This week brings us to a break of chronological reading and lands us in a reading about Pesach (Passover). The reading comes out of Exodus 33 - 34:16, and itself doesn't explain much about Pesach, but a confirmed command to keep the Feast. The purpose for what is written in this parsha explains why this, a many other things in Covenant, had to be confirmed, and so we'll explore what was written and why it was written (or rewritten).
You will remember that Elohim called Moses up to Sinai to receive the written contract of the marriage Covenant, otherwise known as the Ten Commandments.

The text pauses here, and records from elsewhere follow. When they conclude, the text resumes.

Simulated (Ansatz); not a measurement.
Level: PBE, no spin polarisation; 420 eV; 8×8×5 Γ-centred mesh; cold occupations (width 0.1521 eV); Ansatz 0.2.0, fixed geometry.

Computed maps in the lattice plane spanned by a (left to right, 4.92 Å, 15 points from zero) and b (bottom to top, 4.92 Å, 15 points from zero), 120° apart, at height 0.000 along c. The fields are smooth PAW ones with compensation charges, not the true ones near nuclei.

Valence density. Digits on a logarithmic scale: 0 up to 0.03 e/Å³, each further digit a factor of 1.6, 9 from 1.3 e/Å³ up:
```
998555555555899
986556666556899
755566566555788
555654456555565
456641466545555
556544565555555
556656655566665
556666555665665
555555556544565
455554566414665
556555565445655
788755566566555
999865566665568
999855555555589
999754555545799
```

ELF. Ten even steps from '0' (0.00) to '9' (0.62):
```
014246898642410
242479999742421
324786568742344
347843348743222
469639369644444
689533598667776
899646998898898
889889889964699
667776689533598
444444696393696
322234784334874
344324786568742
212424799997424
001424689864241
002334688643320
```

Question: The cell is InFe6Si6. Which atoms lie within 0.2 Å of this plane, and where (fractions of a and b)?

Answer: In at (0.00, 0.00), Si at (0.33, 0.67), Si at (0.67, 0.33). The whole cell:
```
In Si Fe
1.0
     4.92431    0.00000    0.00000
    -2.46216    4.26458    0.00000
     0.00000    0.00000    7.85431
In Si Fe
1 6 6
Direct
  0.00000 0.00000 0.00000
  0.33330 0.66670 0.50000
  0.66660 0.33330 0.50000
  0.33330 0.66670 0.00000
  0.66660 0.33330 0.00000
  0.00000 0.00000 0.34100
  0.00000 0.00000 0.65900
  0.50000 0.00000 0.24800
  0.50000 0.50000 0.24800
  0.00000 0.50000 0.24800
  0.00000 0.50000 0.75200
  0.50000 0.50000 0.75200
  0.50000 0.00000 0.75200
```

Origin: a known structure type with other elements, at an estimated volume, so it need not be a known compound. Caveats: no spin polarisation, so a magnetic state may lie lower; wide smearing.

--- We know what when two people come together in marriage, they need a written contract of the covenant for the validity of the marriage. I can say someone is my husband all I want, but unless there is a contract with the names of my husband and myself, there isn't a valid marriage. Marriages are contracts, and they come with promises and terms -- promises like love, honor, and cherish, and terms like faithfulness/fidelity and placing the other in priority. These days, these promises and terms are verbally said, but signed for on the written contract. With the Ten Commandments, you find the same situation: it isn't just "God" entering marriage. He states His actual Name, just as marriage certificates don't just say "man and woman," but they say the names of the man and woman in this covenant. He also states His promises and terms. Failure to abide by these terms -- which all these terms are really just one, love and the highest byproduct being faithfulness/fidelity -- is a breech in the covenant and a removal thereof. ---While Moses was on the mountain, the people were in the very act of breaking the covenant he was up there receiving (Exodus 32). This act was when they made themselves a golden calf as their god and committed a spiritual adultery against the LORD their God. God is so upset with them and commands Israel take off her ornaments (Exodus 33:5). Her ornaments are her bridely adornments from her Husband. He says take off her bridely adornments because He is ready to put her away, just as we are Biblically able to do when our spouses adulterate against us (Matthew 19:9). He forgives her and agrees to rewrite the Covenant. The glory of God is this: When Israel adulterates repeatedly (which she did), which means she is therefore out of covenant and under the curse as adulterer and not free to remarry (only victims in the marriage are free to remarry in adultery cases, Matthew 19:9), and God ultimately frees her from the curse by dying (death breaks the covenant, Romans 7:3), therefore breaking the first covenant that she breeched and made a curse to her, freeing her to reenter Covenant and marry Him as Yehoshua the Messiah, her Kinsman-Redeemer. Reentering covenant when it seemed impossible... Now, THAT is Good News and that is the glory of God.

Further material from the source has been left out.